About BigQuery’s Data Catalog and Why Aggua is a Better Option
BigQuery is one of the most popular big data and analytics platforms available today. It’s a powerful tool that offers a ton of benefits to data managers, but it also has some limitations that can be frustrating. These limitations are the reason why we decided to develop a better platform — Aggua.
BigQuery Data Catalog Overview
BigQuery is a serverless, scalable data warehouse solution built on the Google Cloud Platform (GCP). Its query engine can run SQL queries on terabytes of data in seconds and petabytes in only minutes. By removing the burden of having to maintain additional infrastructure and the need to develop or reload indexes, it dramatically improves an organization’s data management. Consequently, it facilitates improved data-driven decision making.
GCP’s data catalog provides organizations with a unified search index of all their GCP project data assets. These data assets include text files, CSV files, datasets, tables, spreadsheets, views, and data streams.
The metadata of these assets—the asset name, description, and column definitions—is used by the data catalog to create and maintain what makes your data easier to discover.
The data catalog also holds metadata for assets maintained on other GCP services enabling users to easily retrieve details via its UI or API. Metadata is automatically created, updated or modified whenever you index or store an asset, update it in its source system, or tag it with the Data Catalog.
Limitations of BigQuery’s Data Catalog
When our clients first started using BigQuery, they were impressed with many of its features. However, once they got more experience with it, they noticed some limitations.
Buggy User Experience
Google's data catalog is a tool for managing and accessing large sets of structured data, such as product or customer information. It supports tagging, preserving descriptions, and multiple ownerships.
However, the user experience is reportedly poor. In comparison to certain other platforms, Google does not prioritize usability as much, and many users have encountered issues that hamper productivity.

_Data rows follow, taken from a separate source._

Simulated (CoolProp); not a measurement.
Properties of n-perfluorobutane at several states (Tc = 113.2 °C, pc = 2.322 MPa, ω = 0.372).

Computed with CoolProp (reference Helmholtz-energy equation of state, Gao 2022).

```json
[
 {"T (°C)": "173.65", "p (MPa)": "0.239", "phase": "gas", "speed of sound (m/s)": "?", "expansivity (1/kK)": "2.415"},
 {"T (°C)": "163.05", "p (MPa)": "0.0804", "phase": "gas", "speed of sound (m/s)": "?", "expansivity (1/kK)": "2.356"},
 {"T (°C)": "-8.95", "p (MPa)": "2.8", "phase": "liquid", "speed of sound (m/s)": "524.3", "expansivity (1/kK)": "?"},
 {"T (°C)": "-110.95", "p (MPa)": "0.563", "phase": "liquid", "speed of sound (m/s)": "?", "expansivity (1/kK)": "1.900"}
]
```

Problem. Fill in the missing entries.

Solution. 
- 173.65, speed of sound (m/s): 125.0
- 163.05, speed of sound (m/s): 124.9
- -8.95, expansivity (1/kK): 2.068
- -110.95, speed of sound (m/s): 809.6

Inability to List BigQuery Entries
On GDC, there are two ways to retrieve entries, one is search and the other is list entries. These are used to retrieve entries from a specific entry group that the user establishes. Since BigQuery's data catalog assets are not part of the entry group, it seems that there is no means to list them.
Simply put, querying https://datacatalog.googleapis.com/v1/projects/myproject/location/europe-west1/entryGroups/@bigquery/ will not list BigQuery entries.
Limited Tag Length
Tags make it easy to organize and assign a semantic meaning, data lineage, and other additional information to data assets. However, the tag can carry just 2000 bytes.
We noticed that users had to revisit the documentation each time they added new data and updated the metadata in order to reflect the changes. That can be particularly aggravating if you are heading a data team. It's difficult enough to get your data team to start documenting; adding another layer of difficulty means having to do it all over again. Even if you're taking precautions by regularly making backups of your data, it’s not an ideal experience.
The data catalog platform is designed to be used by data analysts, who can easily find and manipulate data in the cloud. However, if you want to use the platform for anything else—such as running a business off of its data—you're out of luck. The UI and API are difficult to work with, making it nearly impossible to onboard users, especially business users.
Aggua’s Data Catalog
Aggua was developed to be a centralized data management hub for teams whose architecture is based on BigQuery. It provides the key components you need to make the most out of your data. This includes cost, performance, popularity, and usage.
In order to facilitate better project collaboration between team members, our automated data catalog allows you to see all of your data in one location, and see how it is interconnected across platforms. Users can apply filters to data sets, or check for any items recommended by the platform. Aggua helps your teams find anything they need—jobs, dashboards, events, tables and views—all in one place.
Our platform's powerful modeling and testing capabilities will help your business confidently map out a data-driven strategy and be rest assured that all information is always accurate and up to date.
Additionally, you can rely on our usage monitoring tools to avoid overspending, enhance efficiency, and strictly implement governance principles.